Exhibit 10.20
SEVENTH LOAN AND SECURITY MODIFICATION AGREEMENT
This Seventh Loan and Security Agreement (this “Loan Modification”) is entered into as of July 31, 2020 by and between BARKBOX, INC., a Delaware corporation, BARKRETAIL, LLC, a Delaware limited liability company, and BARKPARK, LLC, a Delaware limited liability company (collectively, “Borrowers”, and each, a “Borrower”) and WESTERN ALLIANCE BANK, an Arizona corporation (“Bank”).

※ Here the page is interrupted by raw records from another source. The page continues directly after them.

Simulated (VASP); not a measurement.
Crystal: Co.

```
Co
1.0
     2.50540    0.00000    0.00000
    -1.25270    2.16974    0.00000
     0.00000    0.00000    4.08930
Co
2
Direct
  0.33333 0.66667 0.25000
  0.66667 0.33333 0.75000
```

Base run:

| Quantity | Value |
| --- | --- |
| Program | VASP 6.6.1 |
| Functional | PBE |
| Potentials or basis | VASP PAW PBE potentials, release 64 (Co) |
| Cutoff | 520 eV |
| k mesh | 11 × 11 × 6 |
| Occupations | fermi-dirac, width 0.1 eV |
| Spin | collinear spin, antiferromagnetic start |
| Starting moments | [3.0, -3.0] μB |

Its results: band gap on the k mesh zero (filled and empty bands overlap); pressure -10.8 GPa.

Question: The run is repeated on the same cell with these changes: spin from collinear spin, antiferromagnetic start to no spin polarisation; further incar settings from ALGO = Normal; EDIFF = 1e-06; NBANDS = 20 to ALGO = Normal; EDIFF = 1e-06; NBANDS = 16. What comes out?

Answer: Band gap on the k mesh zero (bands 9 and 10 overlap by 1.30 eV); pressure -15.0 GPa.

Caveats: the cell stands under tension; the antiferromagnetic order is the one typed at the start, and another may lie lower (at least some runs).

1. DESCRIPTION OF EXISTING INDEBTEDNESS. Among other indebtedness which may be owing by Borrowers to Bank, Borrowers are indebted to Bank pursuant to a Loan and Security Agreement, dated as of October 12, 2017, as amended by that certain Loan and Security Modification Agreement, dated as of November 20, 2017, that certain Second Loan and Security Modification Agreement, dated as of April 20, 2018, that certain Waiver to Loan and Security Agreement, dated as of September 18, 2018, that certain Third Loan and Security Modification Agreement, dated as of December 3, 2018, that certain Fourth Loan and Security Modification Agreement, dated as of December 7, 2018, that certain Fifth Loan and Security Modification Agreement, dated as of October 7, 2019, and that certain Sixth Loan and Security Agreement, dated as of February 25, 2020 (as further amended, restated, supplemented or otherwise modified from time to time, collectively, the “Loan Agreement”). Capitalized terms used without definition herein shall have the meanings assigned to them in the Loan Agreement.
| (a) | Borrowers acknowledge that an Event of Default has occurred pursuant to the Loan Agreement as a result of Borrowers’ failure to deliver the audited financial statements for fiscal years ending March 31, 2018 and March 31, 2019 by March 16, 2020 pursuant to Section 6.3(c) of the Loan Agreement (the “Existing Event of Default”). Subject to the terms and conditions of this Loan Modification and Borrowers’ representations and warranties set forth herein, Bank hereby waives the Existing Event of Default. The foregoing waiver is limited to the specific events and circumstances described herein. Bank does not waive any other Event of Default or failure by Borrowers to comply with the terms of the Loan Agreement, and reserves all rights to demand strict performance with the terms of the Loan Agreement in all respects. This waiver is not a continuing waiver and shall not establish a course of dealing between the parties. |
| 3. | DESCRIPTION OF CHANGE IN TERMS. |
| (a) | Section 1.1 of the Loan Agreement is hereby amended by amending and restating, or adding in appropriate alphabetical order, the following defined term as follows: |
“Advance Rate” means, as of any date of determination, (i) 80%, if Borrowers have negative EBDA for the month immediately preceding such date, or (ii) 90%, if Borrowers achieve EBDA of not less than $1.00 for the month immediately preceding such date.
“EBDA” means, with respect to any period of determination, (a) Net Income; plus (without duplication) (b) (i) depreciation and amortization, plus (ii) non-cash charges and charges deemed by Bank to be extraordinary, plus (iii) non-cash stock compensation, minus (c) (i) capitalized expenditure, minus (ii) capitalized labor costs, in each case, as determined in accordance with GAAP.
“Extension Milestone” means that Borrowers shall have delivered to Bank a duly executed bona fide term sheet with respect to an equity investment involving the issuance of preferred stock (not including proceeds from the conversion or cancellation of Indebtedness) which would result in net cash proceeds in an amount not less than $15,000,000, all on terms and from investors satisfactory to Bank.
“Fee in Lieu of Warrant” is, with respect to the Term Loan, an additional fee in an amount equal to $162,000.
“Net Income” means income after taxes and all other appropriate deductions from revenue according to GAAP.
“Revolving Maturity Date” means August 12, 2021, provided that if the Extension Milestone is met, the Revolving Maturity Date shall be automatically extended to October 12, 2021.